No term limits, but no consecutive terms

I was quite fortunate in that I ran low on money after my music scholarship ran out and ended up compromising by taking some of my core liberal arts credits through night extension courses at Oakland Community College through both the Auburn Hills and Farmington Hills campuses. I say fortunate because larger universities seem to be gathering places for a lot of left-wing thinkers and it tended to be a source of conflict at both Oakland University and Eastern Michigan University where I later transferred after moving to Ann Arbor. (although one of my most enjoyable college classes of all was a business ethics course run by a brilliant philosophy teacher at EMU who was admittedly a liberal)
O.C.C. however, especially in their extension courses (which were often run by professionals from the community rather than tenured faculty), more often than not had conservative minded teachers. One such class was a basic economics course run by an obvious supply-side thinker. All that is neither here nor there to my idea of how to handle term limits, however, one day in class he was discussing the principle of ‘velocity of money’ and this potential solution struck me.

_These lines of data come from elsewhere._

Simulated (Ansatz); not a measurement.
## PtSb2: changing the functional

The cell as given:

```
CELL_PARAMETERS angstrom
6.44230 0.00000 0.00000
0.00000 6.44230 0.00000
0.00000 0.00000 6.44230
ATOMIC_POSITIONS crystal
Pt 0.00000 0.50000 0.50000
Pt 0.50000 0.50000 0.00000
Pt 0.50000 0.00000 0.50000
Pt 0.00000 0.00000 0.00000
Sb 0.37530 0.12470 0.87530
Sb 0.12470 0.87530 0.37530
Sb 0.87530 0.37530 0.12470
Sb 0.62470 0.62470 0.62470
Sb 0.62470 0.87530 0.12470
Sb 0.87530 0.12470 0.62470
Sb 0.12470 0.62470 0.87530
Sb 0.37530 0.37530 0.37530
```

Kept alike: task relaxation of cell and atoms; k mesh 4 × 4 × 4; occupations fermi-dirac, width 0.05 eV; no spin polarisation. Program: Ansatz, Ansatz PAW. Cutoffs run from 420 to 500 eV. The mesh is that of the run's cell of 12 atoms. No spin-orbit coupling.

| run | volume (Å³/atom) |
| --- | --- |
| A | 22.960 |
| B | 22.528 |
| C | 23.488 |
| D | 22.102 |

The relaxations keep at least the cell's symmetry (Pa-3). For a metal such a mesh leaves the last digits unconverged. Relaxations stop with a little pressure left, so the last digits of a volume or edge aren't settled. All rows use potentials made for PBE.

The notion was that I, at the time, foresaw one of the biggest problems with the entrenched incumbency existing in our government as being a lack of new ideas. The same out-of-touch guys keep getting elected and re-elected through combination of their celebrity/name-recognition, franking privilege, party backing, practices like gerrymandering and the use of their pulpit. I don’t really support the notion of term limits because it reduces choice, but at the same time the desires of the founding fathers was not to have ‘career politicians’ holding the same office for life. Moreover most of them were reluctant to even hold office themselves and quickly reverted to civilian pursuits as soon as their one or two terms were complete.
THAT was the intention of their interest in republican rule. To encourage the common man to serve as leader if his ideas resounded with the people, but then to return to the common. The problem was in essence, a lack of ‘velocity of ideas’.

The economic principle was that you did not need to increase money supply to stimulate an economy. You simply needed to seek means by which to increase the ‘velocity of money’ – to make the existing money supply change hands rather than stagnate in savings or investments. In short, to encourage spending to stimulate production to revitalize the economy. Gross National Product goes up faster with increased velocity of money than with any other means.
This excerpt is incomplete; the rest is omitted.